The opening of the first episodes cuts right to the chase, as we open on a black screen with white text simply saying “the Year is 2015.” It then jump cuts to the devastated and flooded remains of a city. Military tanks line up on the shoreline, while helicopters circle above.  In the distance, something is seen emerging from the water, but the scene cuts away before we can get a good glimpse of it.

In the city itself, there is no activity to be found save one car driving through the empty streets. Inside, a woman complains about the lousy timing of whatever is occurring, while the “camera” focuses on a picture near her lap, which shows a young school boy.

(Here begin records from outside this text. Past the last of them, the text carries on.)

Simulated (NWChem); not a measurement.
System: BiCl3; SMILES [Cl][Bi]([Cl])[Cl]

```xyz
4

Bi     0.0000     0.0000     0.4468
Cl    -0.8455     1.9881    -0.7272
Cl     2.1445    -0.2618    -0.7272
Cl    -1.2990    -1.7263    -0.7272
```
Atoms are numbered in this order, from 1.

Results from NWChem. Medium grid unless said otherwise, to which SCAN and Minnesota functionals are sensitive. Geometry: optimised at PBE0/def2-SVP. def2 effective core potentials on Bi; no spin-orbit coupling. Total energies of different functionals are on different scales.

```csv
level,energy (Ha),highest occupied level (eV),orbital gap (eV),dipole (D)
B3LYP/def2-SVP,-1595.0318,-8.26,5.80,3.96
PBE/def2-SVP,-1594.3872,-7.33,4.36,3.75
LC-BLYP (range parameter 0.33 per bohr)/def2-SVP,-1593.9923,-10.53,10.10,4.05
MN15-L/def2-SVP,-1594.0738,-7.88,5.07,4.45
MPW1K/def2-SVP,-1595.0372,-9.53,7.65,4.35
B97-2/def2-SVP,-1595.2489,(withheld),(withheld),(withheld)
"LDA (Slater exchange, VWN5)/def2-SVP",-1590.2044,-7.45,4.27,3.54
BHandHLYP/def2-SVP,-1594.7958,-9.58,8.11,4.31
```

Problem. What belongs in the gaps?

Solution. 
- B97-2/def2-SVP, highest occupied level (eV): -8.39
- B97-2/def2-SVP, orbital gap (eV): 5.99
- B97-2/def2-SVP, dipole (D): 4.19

          It is here that we are introduced to said boy, our protagonist, 14 year old Shinji Ikari. Shinji waits by a pay phone with his bag of luggage, learning from the automated voice on the other end that a state of emergency has been declared. As Shinji contemplates what to do, his world is literally shaken due to the footsteps of the giant monster lumbering into the city, hotly pursued by military jets.

 Sachiel

         This is Shinji’s (and our) introduction to one of the main antagonistic factions of the series: the Angels. The Angels are a race of mysterious, eldritch abominations who are attacking the human race for unknown reasons. If you’re expecting some light to be shed on those reasons, well, you may be half disappointed. Everything surrounding the Angels remains mostly vague, as befitting a race of god-like beings so far beyond our ability to conceive. There are several clues hidden throughout the series as to their true origins and agenda, but none of it is explicitly spelled out. Some viewers may find this dissatisfying, but I find that it makes the Angels much more intriguing.

Although it isn’t revealed yet in this episode, this particular Angel is classified as the 3rd Angel, codenamed “Sachiel.” Each of the Angels are given names from the actual Bible, or related academic sources. The Biblical Sachiel was an angel of the Cherubim order, said to govern over water. The latter aspect is alluded to when we first see this creature swimming through the flooded ruins of old Tokyo. If you look closely enough, you can even see that it has some amphibious and fish like features, like these gills:

 

            Anyway, the Japanese military attempts their standard “shoot at the giant thing until it goes away” tactic that has never worked in the history of ever. Meanwhile, Shinji gets picked up by the woman that we saw driving earlier. This is Captain Misato Katsuragi, and she is perhaps the second lead character in the series, and my second favorite (we’ll be getting to my #1 a little further down the line). She was supposed to pick Shinji up earlier, but was delayed due to the state of emergency. She drives him out of the city as the JSDAF drops a weapon called an N^2 Mine (think a nuclear warhead without any radioactive fallout) on poor Sachiel, which completely wipes out the rest of the city. Unfortunately for the army (but fortunately for us!) the Angel sustains very minor damage, which it deals with in a rather creepy fashion.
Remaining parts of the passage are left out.